Travelling east coast to west coast, anyone make a guess on how much a canoe on the roof would effect gas mileage? Thanks

chris21 · · Unknown Hometown · Joined Apr 2009 · Points: 125

If I remember correctly my truck gets 14mpg with a canoe and 19 without at approx 55mph.

ClimbHunter · · Reno, NV · Joined Nov 2013 · Points: 15

Ballpark 3-6 mpg decrease? It really depends on your vehicle and how fast you drive. If you're plowing through at 70+mph it's going to be pretty significant. Based on my trip last summer, you should notice some improvement if you keep it under 60 or even 65.

Dale K · · Unknown Hometown · Joined Mar 2015 · Points: 0

I carry a canoe all trout season on a 2004 Tacoma, it doesn't change the mileage at all. It's aero-dynamic like a missile, weighs about 1/2 a human. I do notice cross winds rocking the truck, but no mileage change. I also write my gas and mileage with every fill up.

mark felber · · Wheat Ridge, CO · Joined Jul 2005 · Points: 41

Depends on the vehicle. If your vehicle has really good aerodynamics and a relatively small, low powered engine (like my '06 Civic), then you're going to take a big hit, 20-30%. The faster you go, the bigger the hit. On a bigger, more powerful vehicle with a lot of frontal area to start with, putting a canoe on top won't change the aerodynamic profile as much or affect the engine load as much, so the hit to the gas mileage won't be as bad. Of course vehicles like that don't get the best mileage to start with...

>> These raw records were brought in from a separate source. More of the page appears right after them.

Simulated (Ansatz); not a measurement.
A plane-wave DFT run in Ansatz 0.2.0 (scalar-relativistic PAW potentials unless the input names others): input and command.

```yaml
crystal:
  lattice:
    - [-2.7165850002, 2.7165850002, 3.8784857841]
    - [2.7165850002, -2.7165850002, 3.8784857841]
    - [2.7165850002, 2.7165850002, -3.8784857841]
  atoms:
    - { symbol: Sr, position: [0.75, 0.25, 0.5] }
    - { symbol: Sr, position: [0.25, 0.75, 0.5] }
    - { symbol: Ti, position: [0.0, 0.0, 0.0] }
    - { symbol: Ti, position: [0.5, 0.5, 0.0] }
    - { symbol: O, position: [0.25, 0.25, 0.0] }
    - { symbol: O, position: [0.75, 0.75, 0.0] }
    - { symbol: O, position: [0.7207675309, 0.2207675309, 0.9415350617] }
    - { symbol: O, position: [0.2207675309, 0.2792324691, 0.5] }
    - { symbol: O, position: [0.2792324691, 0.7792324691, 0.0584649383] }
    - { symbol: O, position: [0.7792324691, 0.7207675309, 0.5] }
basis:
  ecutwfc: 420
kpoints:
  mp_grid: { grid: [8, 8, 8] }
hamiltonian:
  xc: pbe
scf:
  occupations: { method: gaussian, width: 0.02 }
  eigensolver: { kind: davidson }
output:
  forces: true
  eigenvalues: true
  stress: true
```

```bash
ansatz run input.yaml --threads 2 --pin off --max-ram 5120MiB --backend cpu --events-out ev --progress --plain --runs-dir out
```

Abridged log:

20 kN · · Unknown Hometown · Joined Feb 2009 · Points: 1,346

Putting anything on your roof will cause a noticeable hit on fuel economy. Regardless of what vehicle you are driving, the canoe is going to require a certain amount of power to propel it through the air, and that power will have to come from increased fuel consumption.

I agree that the perceived fuel consumption increase is less noticeable in larger vehicles, but this has less to do with the fact that the vehicle is large and more to do with the fact that MPG is a poor unit of measurement to measure fuel consumption as the scale is not linear.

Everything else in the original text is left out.